Publishers need only adapt these metadata, much of which they already are collecting and sharing via their Crossref metadata, and embed this information in the files they serve to users. Publishers generally add this type of information to files during the production process. For those back files, this information can also be added to the files as they are served to patrons from the journal platform. When an SCN is presented with a file containing these metadata, it can extract the DOI and JAV and then query Crossref for respective sharing policy identifiers. Through the Article Sharing Framework, the SCN can automatically review these data in a machine-actionable way and thereby allow or prevent the content from being posted. Those platforms that seek to act in a responsible way will now have the tools to do so.

The Framework provides a comparatively simple way for publishers to help SCN platforms conform with their duties under the new Article 17 of the EU Copyright Directive, providing an easy way for SCNs to assess the right to repost a content object on their networks for wider distribution. The STEC committee sought to adapt current systems and the existing metadata supply chain to address this issue, through some minor adjustments. Rather than providing a heavy-weight technological solution, or requiring additional significant development by the publisher, the Crossref system, or significant additional work on the part of these collaboration networks, this Framework provides an elegant solution to facilitating access to content via SCNs, should users desire to do so and should publishers allow it. It also offers an easy solution for platforms that will need to abide by the new obligations defined by the EU Directive on Copyright in the DSM.

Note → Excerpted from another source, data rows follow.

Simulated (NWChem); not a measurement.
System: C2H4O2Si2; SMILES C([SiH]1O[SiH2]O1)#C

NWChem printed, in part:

In addition, while the framework is primarily targeted to copyrighted subscription content, it is designed to complement existing frameworks for expressing public use licenses for open access content, which is also structured using ALI. Publishers who are participating members of CHORUS are already supplying reuse information to Crossref using ALI. With the introduction of the Framework, most models of journal publishing are now covered by a reuse or sharing policy framework, including closed, hybrid, and fully open access models.

While SCNs can use the information obtained through the Framework to enable legitimate article sharing, it is up to the SCN to decide as to whether to ultimately enable the sharing or not. The Article Sharing Framework is thereby not a blocking technology in itself, as it rather supports the platform in taking a decision regarding the shareability of content: nothing in the operation of the Framework can technically prevent the upload from happening, and so there is no automated blocking.

More information about the Article Sharing Framework is available on a dedicated area on STM’s site, including some helpful FAQs  to provide additional context about the Article Sharing Framework. An integration guide to support the adoption of this Framework by publishers and software vendors is also available. To promote successful implementation of the Framework across the industry, informative webinars and hands-on workshops are organized and anyone is welcome to join these sessions. Registration/agenda information is available at STM’s Article Sharing Framework information page.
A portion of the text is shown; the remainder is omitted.